Best Practices for Deduplication (Post-Processing)

  • The maximum size of a deduplication pool is 64 TB.
  • DataCore recommends creating mirrored virtual disks using a storage source from two deduplication pools so that both sides of the mirror are deduplicated.
  • Information in the DataCore Deduplication Console is refreshed when the console is opened, deduplication pools are created, or schedules are updated. However, it is not automatically refreshed in real time. Before performing any operation or reviewing the data in the console, click Refresh to manually update the information.
  • Once the deduplication pool is created, do not add disks to the deduplication pool (except temporarily in the case of changing pool size, see Changing the Deduplication Pool Size (Post-Processing)). Do not add pool mirrors.
  • Creating a deduplication pool will create objects which will be visible in the SANsymphony Management Console and are identified as being "Internal Use" for the deduplication pool. Do not modify objects created and labeled as "Internal Use" or deduplication pools and deduplication tasks may fail.
  • Do not change the script files and tasks that are automatically generated for each deduplication pool. (See Automated Post-Processing Deduplication Tasks.)
  • Creating a deduplication pool will create an "internal use only" volume in Disk Management with the same name as the pool. Do not rename the volume, or change or remove the drive letter in Disk Management. (The first available drive letter will be assigned to the volume. A drive letter must be available for use in order to create a deduplication pool.)
  • Because the deduplication type is post-processing deduplication, making copies of data (such as adding a mirror to a single virtual disk or replacing a mirrored storage source) will consume the true amount of data and later be deduplicated.
  • The performance class and write-aware auto-tiering settings in storage profiles for virtual disks created from a deduplication pool (which consists of one disk) will have no effect because there will only be one tier in a deduplication pool.
  • Actual deduplication savings are realized in the SAUs of the storage source pool and the volume created from it. Only when an entire SAU is deduplicated will it be realized as free space in the storage source pool. The allocated storage space in the storage source pool will vary based on the SAU size of that pool and the number of contiguous blocks that are deduplicated. Some of the deduplicated space may be in SAUs that remain allocated to the volume but which are available for reuse with that volume only.
  • Event messages from the Data Deduplication service are found in Computer Management > System Tools > Event Viewer > Applications and Services Logs > Microsoft > Windows > Deduplication.
  • After a DataCore Server restarts or the server is shut down and restarted, it will take a brief moment for the deduplication pool status to go healthy (Running).
  • After replacing a server or adding/changing physical disks on a DataCore Server with deduplication pools, ensure that the drive letters originally assigned to deduplication volumes created for each deduplication pool remain the same. (To identify the drive letters, see the Disk Pool Details page for each deduplication pool in the SANsymphony Management Console. The drive letter is contained in the description.)
  • If a deduplication volume goes off-line in Disk Management, the deduplication pool created from it will be off-line. In this case, the volume must be remounted by running the task Internal Use - Mount Dedup VHD [#] for the correct volume. To identify the correct task to run for the volume, open Tasks in the SANsymphony Management Console. The task description contains the drive letter, deduplication pool name, and the DataCore Disk ID. (To check the status of volumes, see the DataCore Disk Details page for each DataCore Disk named "Internal Use For [deduplication pool name]" in SANsymphony Management Console, The status is displayed under the icon in the top left corner or under Disk Information in the Info tab. The Info tab also displays the Index number used in Disk Management.)
  • Do not run disk defragmentation software on deduplication volumes used to create deduplication pools or volumes created from deduplication pools.

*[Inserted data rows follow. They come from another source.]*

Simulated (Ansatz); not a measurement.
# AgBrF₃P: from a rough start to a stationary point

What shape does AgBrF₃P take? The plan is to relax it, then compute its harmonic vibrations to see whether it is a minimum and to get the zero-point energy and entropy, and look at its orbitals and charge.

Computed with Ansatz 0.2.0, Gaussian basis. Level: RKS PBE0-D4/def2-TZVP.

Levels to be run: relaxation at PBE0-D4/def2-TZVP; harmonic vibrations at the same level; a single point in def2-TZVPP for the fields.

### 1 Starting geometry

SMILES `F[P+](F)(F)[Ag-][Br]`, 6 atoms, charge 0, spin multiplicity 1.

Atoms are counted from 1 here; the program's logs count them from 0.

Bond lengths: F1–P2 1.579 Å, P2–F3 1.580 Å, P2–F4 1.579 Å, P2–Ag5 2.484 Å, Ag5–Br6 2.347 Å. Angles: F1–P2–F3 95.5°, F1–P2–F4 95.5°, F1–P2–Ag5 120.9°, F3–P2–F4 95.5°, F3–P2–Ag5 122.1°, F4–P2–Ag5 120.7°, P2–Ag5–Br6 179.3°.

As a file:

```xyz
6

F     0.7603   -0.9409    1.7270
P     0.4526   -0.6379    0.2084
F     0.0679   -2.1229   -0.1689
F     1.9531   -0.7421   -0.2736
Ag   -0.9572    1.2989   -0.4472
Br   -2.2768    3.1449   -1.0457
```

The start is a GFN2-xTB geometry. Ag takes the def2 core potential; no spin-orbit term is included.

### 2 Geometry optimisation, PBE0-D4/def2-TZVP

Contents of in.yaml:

    In the Windows operating system, defragmentation is a maintenance mode task that occurs automatically during optimization. Drives are optimized automatically by default, so optimization must be disabled for volumes involved in deduplication. Settings for scheduled optimization must be changed by the administrator in the Windows Defragment and Optimize Drives utility, so that volumes used in deduplication pools and volumes created from deduplication pools are not selected for optimization. See Microsoft documentation for more information.

Oversubscription and Inflation

A pool is oversubscribed when the total size of all virtual disks created from the pool is greater than the size of the pool. Oversubscription simplifies capacity planning and maximizes capacity utilization. This is an acceptable practice and System Health safeguards such as available space threshold settings are provided for each pool so that administrators may increase the pool size before running out of space.

On the other hand, administrators should be aware of potential issues that could result from drastically oversubscribing the storage source pool. Deduplication optimizes data capacity and therefore administrators may feel confident to oversubscribe by the amount of estimated savings or more. Note that deduplication will subscribe, but not necessarily allocate, 20% more space than the size specified for the deduplication pool.

Certain events can cause a full mirror recovery which will cause previously deduplicated data to "inflate" (or become undeduplicated) to full size.

An auto-generated task is configured to run automatically when the available space on the storage source pool falls below the Attention threshold that is configured in the pool settings. When the task is triggered, the task will run a high priority deduplication on the affected deduplication pools. (See Automated Post-Processing Deduplication Tasks for more information.) High priority deduplication will result in decreased performance while running due to the significant workload on the system. It is also theoretically possible that the high priority deduplication may not keep up with inflation if system resources are insufficient.